In this chart compiled using Consumer Financial Protection Bureau data, we can see that Capital One had 11.8 complaints per billion dollars charged. This is followed by CitiBank at 10.55. At the other end of the scale, Amex appears to have the fewest complaints at just 1.59 complaints per billion dollars.

 

Key Takeaways

  • Before filing for a chargeback claim it is always a good idea to talk to the merchant. The fact of the matter is that in most cases the merchant company might be willing to issue a full refund or replace the sold product.
  • It is important not to give up too easily when dealing with a dispute. If the merchant keeps refusing to issue a refund, then the next logical step would be to reach out to the credit card company and file for a chargeback.
  • If the chargeback claim is denied, then it might be a good idea to visit the credit card company office and talk to the firm representative.

What Is A Chargeback?

In its simplest definition, a chargeback merely reverses a credit card sales transaction.  The Visa 2016 chargeback management guidelines say that a chargeback “provides an issuer a way to return a disputed transaction.”

It pushes back up the line of the debt for the items the cardholder has purchased:  from the purchaser to his card issuer, to the merchant’s bank, and then back to the merchant.  All of these steps happen within the transaction processor’s network. Finally, it deletes a charge from a cardholder’s statement and, through a middleman, “charges back” the original amount to the merchant.

It is a powerful tool for the consumer.  With the chargeback process, the merchant loses a sale and absorbs the costs of processing the chargeback.

In addition, credit card companies apply additional charges to merchants with too many chargebacks.

What Does a Chargeback Cover?

You can resort to a chargeback for any of the following reasons:

  • The merchant goes into administration – the store where you’ve purchased from has gone bust.
  • The quality of the item is unacceptable – the goods were not according to their description or were defective.
  • Non-delivery of items – you never received the goods that you’ve paid for and the company refuses to refund you.
  • A technical issue on your transaction – it could be an expired authorization or a processing error by the bank.
  • Clerical error – the merchant charged you multiple times or billed you for an incorrect amount.
  • You were a victim of fraud – someone committed fraud and made a purchase you did not authorize
Instances of Chargebacks
The cardholder files a chargeback, just make sure if your chargeback reason is covered (Photo by ALPA PROD/Shutterstock)

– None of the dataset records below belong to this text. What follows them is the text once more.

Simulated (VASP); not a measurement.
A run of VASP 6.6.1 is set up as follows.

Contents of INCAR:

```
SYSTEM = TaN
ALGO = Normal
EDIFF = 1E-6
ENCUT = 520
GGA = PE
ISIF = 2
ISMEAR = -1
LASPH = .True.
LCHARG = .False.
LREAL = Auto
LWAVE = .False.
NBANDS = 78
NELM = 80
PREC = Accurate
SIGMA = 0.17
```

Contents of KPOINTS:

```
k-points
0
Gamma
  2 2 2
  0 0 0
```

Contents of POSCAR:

The Timeframe for a Chargeback Claim

As a rule, consumers have between 60 and 120 days from the time of the original purchase to file a chargeback. 

After that, the card companies give merchants 45 days to respond, should they want to dispute the claim.  These are the rules of the credit card processing companies and they vary according to the card issuer whether they be Visa, Mastercard, American Express, or Discover card.

After the merchant submits their response, the merchant bank will investigate the case and come out with a decision.  In case there is a need for arbitration, the entire process can take much longer to complete.

Can a Chargeback Be Denied?

A chargeback can be denied for many reasons. Anytime you make a chargeback, you will have to make a compelling statement saying you did not make the charges and you need your money back. Usually, the charges will have to be different from what you usually spend funds on.

You might also have to show that the charges were completed in a different state or area that you did not travel to. If you do not have compelling evidence, the bank may deny your chargeback. Merchants may also provide evidence to the bank that the charge was actually you.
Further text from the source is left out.